The Australian federal government has abandoned plans to enact legislation which would enable the implementation of a controversial mandatory national Internet filter, opting instead to apply a ban to accessing a finite list of websites.
The highly-contested, original plans – initiated in 2007 by then-PM Kevin Rudd – involved implementing a filter which would block access to websites deemed ‘RC’ (refused classification) such as those promoting extreme violence, rape or child abuse.
The real dangers of the plan, however, quickly became evident – what would be censored and who would control what was censored? Other criticisms inevitably followed concerning issues of transparency and accountability, and many said the plan was impractical and costly to carry out.
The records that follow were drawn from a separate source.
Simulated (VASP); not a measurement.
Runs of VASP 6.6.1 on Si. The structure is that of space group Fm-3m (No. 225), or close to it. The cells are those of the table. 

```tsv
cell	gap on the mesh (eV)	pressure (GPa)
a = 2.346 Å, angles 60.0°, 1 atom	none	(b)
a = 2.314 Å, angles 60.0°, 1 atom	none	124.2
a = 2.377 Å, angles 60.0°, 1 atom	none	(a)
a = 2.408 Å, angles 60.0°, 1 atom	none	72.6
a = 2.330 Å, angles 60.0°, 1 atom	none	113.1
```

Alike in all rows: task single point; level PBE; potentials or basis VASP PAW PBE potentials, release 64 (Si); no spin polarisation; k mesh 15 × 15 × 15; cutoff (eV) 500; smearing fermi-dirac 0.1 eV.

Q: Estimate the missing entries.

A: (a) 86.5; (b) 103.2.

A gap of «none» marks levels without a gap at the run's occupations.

Experts argued that it would not even serve its purpose, as those who wanted to could bypass the technical aspects of Internet filtering in a process known as censorship circumvention while others would have access to innocuous sites blocked.
The plans also raised the alarm with international non-government organisation Reporters Without Borders, who added Australia to its list of ‘Countries under surveillance’ in 2009, where it appeared alongside more politically repressive countries like Tunisia and Egypt.
In its 2011 report on 'Internet Enemies', the organisation expressed “concern at the government’s readiness to create a repressive Internet filtering system which would be managed in a non-transparent manner by a government agency based on very broad criteria”.
Communications Minister Stephen Conroy today confirmed to Fairfax Media that the government will instead use a simpler approach and ban a finite blacklist of child abuse sites identified by Interpol, which is regularly updated.
Civil rights group Electronic Frontiers Australia (EFA) through its Open Internet campaign, was one of many that campaigned vigorously against the policy, instead advocating more proportionate technical responses.
“Top-down, one-size-fits-all approaches to dealing with these challenges, such as the government’s now-abandoned mandatory Internet filter, are not appropriate, nor likely to be effective in terms of outcomes or value for money,” the group claimed today.
Saudi Arabia and the United Arab Emirates (UAE) are among a number of countries who use national Internet filters, but they also publish detailed information about their practices. A notification is displayed to the user when attempting to access a blocked website.
In contrast, countries such as China send users a false error indication. China blocks access at the router level, preventing the user’s IP address from making further HTTP requests for a time, which appears to the user as time-out error with no explanation.
The European Court of Justice has previously ruled that Internet filtering undermines freedom of information, and as such Internet filtering is illegal under EU law.